There are two types of confidence intervals. One related to the mean of an interval variable and the other related to the percentage of a categorical variable (a nominal variable or an ordinal variable). Here only the former type will be covered.
Confidence intervals for means
The goal is to capture the true value/effect within some intervals. When repeatedly taking equally-sized random samples of a population, the mean of the samples will tend to get closer and closer to the population mean. The standard deviation of these sample means is called standard error. From the mathematical properties of the normal distribution, we know that about 68% of the sample means will fall within 1 standard error of the population mean. Thus, given a random sample of the population, there is a 68% probability that the population mean will be found within 1 standard error of the of the sample mean.
And similarly, from the mathematical properties of the normal distribution, we know that about 95% of the sample means will fall within 2 standard error of the population mean. Thus, given a random sample of the population, there is a 95% probability that the population mean will be found within 2 standard error of the of the sample mean.
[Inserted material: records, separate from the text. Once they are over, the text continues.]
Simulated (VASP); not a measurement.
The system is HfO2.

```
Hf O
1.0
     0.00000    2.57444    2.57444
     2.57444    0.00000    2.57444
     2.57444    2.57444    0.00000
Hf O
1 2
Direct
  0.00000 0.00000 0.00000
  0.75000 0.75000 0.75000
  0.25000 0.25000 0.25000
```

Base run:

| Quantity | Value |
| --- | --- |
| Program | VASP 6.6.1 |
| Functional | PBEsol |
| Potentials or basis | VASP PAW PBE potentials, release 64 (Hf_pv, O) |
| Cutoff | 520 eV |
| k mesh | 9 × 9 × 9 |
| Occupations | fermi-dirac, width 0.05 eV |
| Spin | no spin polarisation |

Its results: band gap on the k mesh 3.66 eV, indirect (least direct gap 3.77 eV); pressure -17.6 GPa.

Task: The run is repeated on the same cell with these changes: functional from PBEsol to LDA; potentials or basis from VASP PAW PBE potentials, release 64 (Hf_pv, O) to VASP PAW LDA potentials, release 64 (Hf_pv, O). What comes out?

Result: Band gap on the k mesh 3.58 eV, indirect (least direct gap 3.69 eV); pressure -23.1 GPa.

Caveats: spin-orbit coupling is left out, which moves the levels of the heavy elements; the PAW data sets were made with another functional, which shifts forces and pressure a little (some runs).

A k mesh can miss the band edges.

These probabilities of the ranges where the population mean will fall are called confidence intervals. They show the probability of a margin related to the mean of a sample. Confidence intervals can be visualised with error bars. Summary: confidence intervals give us the estimated range of values for a population parameter, a precision estimate (indicated by the width of the confidence interval) and a statistical significance (if the confidence of interval does not cover the null value, it is significant at the 0.05 level – the null value is the value of a factor in the sample that is strongly thought not to exist in the population, such as a ratio of 1).
The effect sizes tell us how strong/large the difference/relationship between the relevant variables is. Even if you find a highly statistically significant in the difference/relationship between some variables, if the difference/relationship is weak, it is not relevant/valid/meaningful. Normally, measures of effect size like the Pearson’s coefficient take values (ignoring the positive/negative signs) between 1 (strong effect) and 0 (no effect).